Exchange 2010 DAG Issue: Cluster IP address resource ‘Cluster IP Address’ cannot be brought online

Today I was called upon to investigate an issue with an Exchange 2010 Database Availability Group that had serious backup issues with Symantec Backup Exec not working. As it turned out, while the DAG was still providing mail services and clients did not notice anything the underlying Windows Cluster Service had an issue with. The cluster resource could not be brought on line, instead we got an error:

“Cluster IP address resource ‘Cluster IP Address’ cannot be brought online because the cluster network ‘Cluster Network 1’ is not configured to allow client access. Please use the Failover Cluster Manager snap-in to check the configured properties of the cluster network.”

I have been dealing with Windows 2008 (R2) clusters since the beta’s and had seen some causes of this so I started to check the cluster & Exchange DAG configuration. Nothing was wrong, not a single thing. Weird. I had seen such weird behavior once before with a Hyper-V R2 cluster. There I fixed it by disabling and enabling the NIC’s on the nodes that were having the issue, thus resetting the network. I you don’t have DRAC/ILO or KVM over IP access you can temporarily allow client access via another cluster network or you’ll need physical access to the server console.

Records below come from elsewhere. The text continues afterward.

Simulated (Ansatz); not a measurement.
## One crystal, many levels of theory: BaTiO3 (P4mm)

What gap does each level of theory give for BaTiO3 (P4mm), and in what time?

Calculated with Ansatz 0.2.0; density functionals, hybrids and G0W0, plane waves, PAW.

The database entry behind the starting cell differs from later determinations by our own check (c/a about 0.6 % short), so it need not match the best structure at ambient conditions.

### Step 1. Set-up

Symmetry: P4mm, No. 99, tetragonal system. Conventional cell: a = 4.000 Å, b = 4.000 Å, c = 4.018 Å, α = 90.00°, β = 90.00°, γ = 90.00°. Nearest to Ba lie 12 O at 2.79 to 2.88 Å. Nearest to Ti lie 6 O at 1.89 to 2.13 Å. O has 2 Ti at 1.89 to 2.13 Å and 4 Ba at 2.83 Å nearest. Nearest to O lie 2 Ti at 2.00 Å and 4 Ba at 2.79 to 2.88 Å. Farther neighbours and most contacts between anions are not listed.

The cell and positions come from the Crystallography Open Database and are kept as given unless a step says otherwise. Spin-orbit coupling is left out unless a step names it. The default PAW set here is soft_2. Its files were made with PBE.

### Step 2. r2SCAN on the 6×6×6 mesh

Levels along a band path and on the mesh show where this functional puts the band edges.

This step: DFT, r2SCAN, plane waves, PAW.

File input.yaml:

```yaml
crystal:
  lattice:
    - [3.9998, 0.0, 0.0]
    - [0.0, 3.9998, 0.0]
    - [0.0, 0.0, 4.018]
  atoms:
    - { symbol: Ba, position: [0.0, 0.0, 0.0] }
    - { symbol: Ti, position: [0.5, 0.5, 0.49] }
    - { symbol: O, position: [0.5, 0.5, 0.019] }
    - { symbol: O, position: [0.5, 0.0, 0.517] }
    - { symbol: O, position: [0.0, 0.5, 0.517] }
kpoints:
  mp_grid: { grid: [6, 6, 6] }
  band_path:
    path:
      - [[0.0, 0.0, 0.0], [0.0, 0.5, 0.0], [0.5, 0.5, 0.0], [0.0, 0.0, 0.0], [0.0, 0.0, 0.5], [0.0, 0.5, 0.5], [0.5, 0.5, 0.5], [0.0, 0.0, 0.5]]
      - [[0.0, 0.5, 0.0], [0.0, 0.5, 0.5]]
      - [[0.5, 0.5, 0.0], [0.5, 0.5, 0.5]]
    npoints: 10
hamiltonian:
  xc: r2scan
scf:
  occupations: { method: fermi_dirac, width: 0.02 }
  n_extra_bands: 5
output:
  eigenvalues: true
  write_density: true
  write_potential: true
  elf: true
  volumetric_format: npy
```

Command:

In the event viewer I found some more errors:

Log Name:      System
Source:        Microsoft-Windows-FailoverClustering
Date:          6/18/2010 2:02:41 PM
Event ID:      1069
Task Category: Resource Control Manager
Level:         Error
Keywords:     
User:          SYSTEM
Computer:      node1.company.com
Description: Cluster resource ‘IPv4 DHCP Address 1 (Cluster Group)’ in clustered service or application ‘Cluster Group’ failed.

Log Name:      System
Source:        Microsoft-Windows-FailoverClustering
Date:          6/18/2010 1:54:47 PM
Event ID:      1223
Task Category: IP Address Resource
Level:         Error
Keywords:     
User:          SYSTEM
Computer:     node1.company.com
Description: Cluster IP address resource ‘Cluster IP Address’ cannot be brought online because the cluster network ‘Cluster Network 1’ is not configured to allow client access. Please use the Failover Cluster Manager snap-in to check the configured properties of the cluster network.

Log Name:      System
Source:        Microsoft-Windows-FailoverClustering
Date:          6/18/2010 1:54:47 PM
Event ID:      1223
Task Caegory: IP Address Resource
Level:         Error
Keywords:     
User:          SYSTEM
Counter:      node1.company.com
Description: Cluster IP address resource ‘IPv4 DHCP Address 1 (Cluster Group)’ cannot be brought online because the cluster network ‘Cluster Network 3’ is not configured to allow client access. Please use the Failover Cluster Manager snap-in to check the configured properties of the cluster network.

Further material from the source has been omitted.